At just 13 years old, Zulaikha Patel became a force to be reckoned when she and her other black schoolmates stood up against their school’s anti-Black policies that prevented African girls from wearing their indigenous hair as afros. The march, which was led by Patel, did not only lead to a change in Pretoria Girls High’s hair policy, but also led to an inquiry into allegations of racism at the school.
Now, almost 6 years later, the 19-year-old activist has written a children’s book titled My Coily Crowny Hair to make sure that no black child ever feels inferior about their hair but rather embraces and falls in love with it.
She speaks to TRUELOVE about the book and the journey of creating it.
Please tell us a bit more about your book?
The book is called My Coily Crowny Hair and is drawn through the eyes of 7-year-old Lisakhanya who is the main character. She is on a self-love journey where she explores her identity while wearing different African hairstyles which originate from different African cultures. She does all of this through her mother and grandmother, who both teach her more about her hair. She also has the influence of an African queen whom she gets to know of after a trip to the museum. She becomes inspired to love her hair more. In short, the book is about identity, hair, culture as well as taking self-pride and understanding your self-worth.
What inspired the idea behind the book?
My love for literature from when I was a child. I was exposed to literature very early and at the age of four I had started reading. By the time I was in primary school I was already a fluent reader and one thing I realised is the gap in representation in children’s literature.
During my childhood there wasn’t representation in children’s literature for us African children. The books that were available were Snow White and Cinderella and the majority of the characters had blonde hair and blue eyes which I couldn’t relate to. So because of that, I knew that one day I would write a book and dedicate my first book to children.
What message would you like the book to spread?
I would love for it to affirm the existence of young, African girl-children. They need to know that they can do anything and everything they want to do while standing firmly in their natural hair. I want black girls across the world to know that their existence is purely magical and I want them to have their worth affirmed as well as their identity.
How was the writing process for you?
It took two years to finish the book because I started writing it in May 2019 when I was in grade 11. The writing process was a bit challenging because it was the first time that I’d be speaking to really young children. I had to break down all these ideologies of pan-Africanism, the natural hair movement, African pride and feminism to children and make sure that a child would understand it and that is where the challenge was.
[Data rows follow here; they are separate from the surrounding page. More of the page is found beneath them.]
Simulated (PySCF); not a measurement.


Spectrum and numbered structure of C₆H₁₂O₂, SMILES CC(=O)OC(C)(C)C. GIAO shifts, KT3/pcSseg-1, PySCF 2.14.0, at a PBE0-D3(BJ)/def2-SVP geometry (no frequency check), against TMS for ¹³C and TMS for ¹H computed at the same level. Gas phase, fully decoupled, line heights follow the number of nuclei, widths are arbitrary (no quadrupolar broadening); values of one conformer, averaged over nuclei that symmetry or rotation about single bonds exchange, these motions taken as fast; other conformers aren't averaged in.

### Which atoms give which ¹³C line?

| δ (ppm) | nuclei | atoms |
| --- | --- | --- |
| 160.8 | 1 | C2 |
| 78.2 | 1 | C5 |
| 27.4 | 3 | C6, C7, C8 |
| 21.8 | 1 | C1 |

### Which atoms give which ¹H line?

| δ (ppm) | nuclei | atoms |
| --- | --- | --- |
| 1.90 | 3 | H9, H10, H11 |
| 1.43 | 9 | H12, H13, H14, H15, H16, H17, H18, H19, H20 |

Through the journey I learnt ways of making a child understand those things. Simple things like representation also go a long way. If a child opens a book to see a character with a phondo, a doek, bantu knots and its (the hairstyles) names not being diluted to English, they’ll be familiar with such terms that are African and feel more comfortable. To see a black teacher in the story would affirm the child’s existence.
I also deliberately worked with a black female publisher and that had challenges of its own, given the systemic racism and sexism that still exists but nonetheless, we were able to push on and make sure that we reach a victory.
Seeing that the book’s themes include feminism, women empowerment and issues that black women face on a daily basis, would you say that adults would also enjoy the book?
Yes, definitely! One of the things I intended with this book was to create meaningful conversations between parents and children, older siblings and younger siblings and so on about hair and self-care. For far too long we’ve shied away from the conversations about black hair like how care for our hair properly in a manner which doesn’t bring pain. So, I believe that adults will also enjoy the book and learn from it.
Can we expect more books from you?
Yes, I’ve begun the process of writing two manuscripts of which one will be another children’s book that has the same mandate of bringing representation onto the table. I also am planning to write my memoir which might come at a later stage, once I’ve exited my teen years. The memoir will document my journey given that my entrance to my teenage years was also my entrance to activism as well as the social justice world.
The book is currently available for pre-order and will be available in all CNA stores from the second week of May.